When Karl Marx was forecasting revolution in the British Museum Reading Room in the 1860s, he relished the idea that capitalism was prone to recurrent crises that would ultimately bring down the state. What he did not anticipate was how the growth of democracy over the next century and a half would manage and mitigate those crises, developing a symbiotic relationship in which capitalism provided the prosperity while democracy set the rules and created a shared interest in the outcome.
It is not too much of a stretch to see Martin Wolf, the FT’s chief economics commentator, as a modern Marx. He, too, is an economist forever looking for the bigger political and social picture, as well as for the crises that may shape it. But unlike Marx, he does so without relish. And in his fine new book, The Crisis of Democratic Capitalism, his principal concern is with democracy rather than capitalism.
Or, rather, it is with the way in which, he fears, capitalism may be undermining, or even destroying, the democracy that for so long has saved it from itself. There is nothing new in worrying about democracy, nor about capitalism. But, to borrow a phrase from the 2011-12 euro sovereign debt crisis, Wolf’s fear is that this once productive pairing might now have trapped itself in a kind of doom loop.
The key moment for him is the attempted overthrow of US democratic process and laws on January 6 2021, by followers of would-be autocrat Donald Trump. But the key episode, both for what it revealed and what it caused, is the 2008 global financial crisis, in reality a crisis spawned in the democracies of America and Europe and then inflicted on the world.
To Wolf, this calamity was not just some technical error in economic policy. It was, and is, the result of “the rise of rentier capitalism”, in which inequality in many of the liberal democracies has grown while too much of capitalism has come to consist of creating quasi-monopoly profits, or “rents”, and then using the resulting wealth to buy the political influence needed to defend them.
One of Wolf’s strengths is his ability, as the Chinese say, to seek truth from facts. His data on the entrenchment of inequality is especially compelling, although he glosses over the point that his own data shows it has grown not just in the US, UK and Canada but also Japan and Germany. Compelling too, is his analysis of the rise of the financial sector to a disproportionate role in the economy and in politics, and the way those two trends distorted the policy response to the 2008 crash especially in the UK and US.
So why hasn’t democracy once again righted its own ship? Why, in an era of technological disruption, haven’t the forces of innovation and competition eroded those excess profits and power? They could still do so, and much of the book is devoted to recommending ways in which enlightened political leaders and policymakers should help this to happen.
Some of those recommendations will be familiar to readers of Wolf’s columns, especially his desire for a restoration of tough antitrust enforcement and for stricter financial regulation to create much bigger capital requirements (and lower profits) for banks. Others will surprise and provoke, such as his defence of trade unions — “public policy should support the creation of responsible worker organisations, within the law” — and of higher taxes to enable states to provide the “security, opportunity, prosperity and dignity” that are, he argues, the correct aims of economic policy.

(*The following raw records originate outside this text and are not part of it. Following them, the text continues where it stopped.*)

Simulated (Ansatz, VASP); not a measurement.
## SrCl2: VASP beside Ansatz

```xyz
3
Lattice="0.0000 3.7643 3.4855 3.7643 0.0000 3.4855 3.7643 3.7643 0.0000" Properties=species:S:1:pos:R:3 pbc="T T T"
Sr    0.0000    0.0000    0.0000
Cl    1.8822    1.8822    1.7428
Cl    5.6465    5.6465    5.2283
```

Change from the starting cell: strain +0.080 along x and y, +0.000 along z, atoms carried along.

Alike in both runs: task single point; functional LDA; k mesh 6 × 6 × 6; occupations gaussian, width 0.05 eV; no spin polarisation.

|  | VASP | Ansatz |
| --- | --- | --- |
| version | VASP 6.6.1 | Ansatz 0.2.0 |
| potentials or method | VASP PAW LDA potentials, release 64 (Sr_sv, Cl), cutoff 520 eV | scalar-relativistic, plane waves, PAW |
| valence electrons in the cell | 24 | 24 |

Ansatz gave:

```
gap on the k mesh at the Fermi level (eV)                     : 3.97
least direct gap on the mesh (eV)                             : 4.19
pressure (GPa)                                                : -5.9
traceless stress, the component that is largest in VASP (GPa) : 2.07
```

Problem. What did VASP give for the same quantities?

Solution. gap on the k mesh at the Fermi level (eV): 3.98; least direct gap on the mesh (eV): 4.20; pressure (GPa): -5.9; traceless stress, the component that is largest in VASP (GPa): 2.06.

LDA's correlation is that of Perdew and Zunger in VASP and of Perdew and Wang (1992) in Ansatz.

How to nurture and empower those enlightened political leaders, the successors to Franklin D Roosevelt who Wolf credits with saving democratic capitalism in the 1930s? That is a much harder question, for which there are no straightforward answers.
Shining a bright light on the doom loop is an important start. The loop itself is not new: as he writes, Adam Smith warned two centuries ago of “the tendency of the powerful to rig the economic and political systems against the rest of society”. But each time it needs to be fought against.
This problem, while all-too obvious in the huge lobbying industry and unlimited campaign finance of the US, can be seen in the personage of Boris Johnson. The idea the former UK prime minister promoted of “levelling up” to remedy inequality was admirable as well as politically astute. A glance at his personal and political finances, dependent on billionaires and hedge funders, shows that he would never actually carry this out.
Wolf is no dystopian shoulder-shrugger. He thinks democratic capitalism can be saved, and closes with an appeal for a renewed concept of citizenship to make this possible. But, as befits someone whose forebears suffered terribly from fascism, he feels a duty to be worried: “As I write these final paragraphs in the winter of 2022, I find myself doubting whether the US will still be a functioning democracy by the end of the decade.”
The Crisis of Democratic Capitalism by Martin Wolf Allen Lane £30, 496 pages
Bill Emmott is a former editor of The Economist, and author of ‘The Fate of the West’ (2017)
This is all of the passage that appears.